We love Nearly Naked Theatre, and not just because artistic director and founder Damon Dering always gets at least one cast member to take off all their clothes. Founded 20 years ago, this longstanding avant-garde troupe has brought us everything from Harvey Fierstein's Torch Song Trilogy to Richard O'Brien's Rocky Horror Show to not one, but two productions of Peter Shaffer's Equus. If the Naked folks don't hit it out of the park with every production, they do always deliver something unique and original. And if they've lately been hard to find (their website hasn't been updated in a couple of years, and it's rumored that they've left their former home at Phoenix Theatre), it's always worth it once you find them.

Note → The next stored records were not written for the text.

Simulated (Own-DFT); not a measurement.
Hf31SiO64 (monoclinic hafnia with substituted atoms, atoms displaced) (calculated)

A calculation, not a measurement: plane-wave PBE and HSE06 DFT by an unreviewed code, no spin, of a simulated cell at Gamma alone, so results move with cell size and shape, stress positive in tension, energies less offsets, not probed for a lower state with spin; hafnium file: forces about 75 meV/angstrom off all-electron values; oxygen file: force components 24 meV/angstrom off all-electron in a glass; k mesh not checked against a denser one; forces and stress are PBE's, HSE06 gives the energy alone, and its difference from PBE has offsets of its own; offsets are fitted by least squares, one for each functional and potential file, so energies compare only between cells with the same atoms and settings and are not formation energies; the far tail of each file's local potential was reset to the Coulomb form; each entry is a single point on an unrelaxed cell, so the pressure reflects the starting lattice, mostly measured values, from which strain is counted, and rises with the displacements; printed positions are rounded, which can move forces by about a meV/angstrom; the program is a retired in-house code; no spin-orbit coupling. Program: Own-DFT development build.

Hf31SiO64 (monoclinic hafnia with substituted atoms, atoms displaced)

Stray Cat's production of Jack Thorne's dark drama belonged almost entirely to Veronica Mars actor Duane Daniels. As a creepy fellow who hides behind trees and slits the throats of college kids, he created a canny set of scenes that helped elevate an otherwise ordinary story. Based on the 2004 novel of the same name by John Lindqvist, and on the author's screenplay for a 2008 Swedish film adaptation, Let the Right One In sold like crazy to fans of vampire fiction and those who like their romance to include a certain amount of gore. The blood in Stray Cat's production, nicely directed by the company's artistic director, Ron May, was neatly contained, though — fortunately — Daniels' performance was not. He played a shifty slob who skulked about a cold, lonely set, the whites of his eyes illuminating shadows and suggesting evil with just the set of his shoulders and the grumble of his voice. Bravo.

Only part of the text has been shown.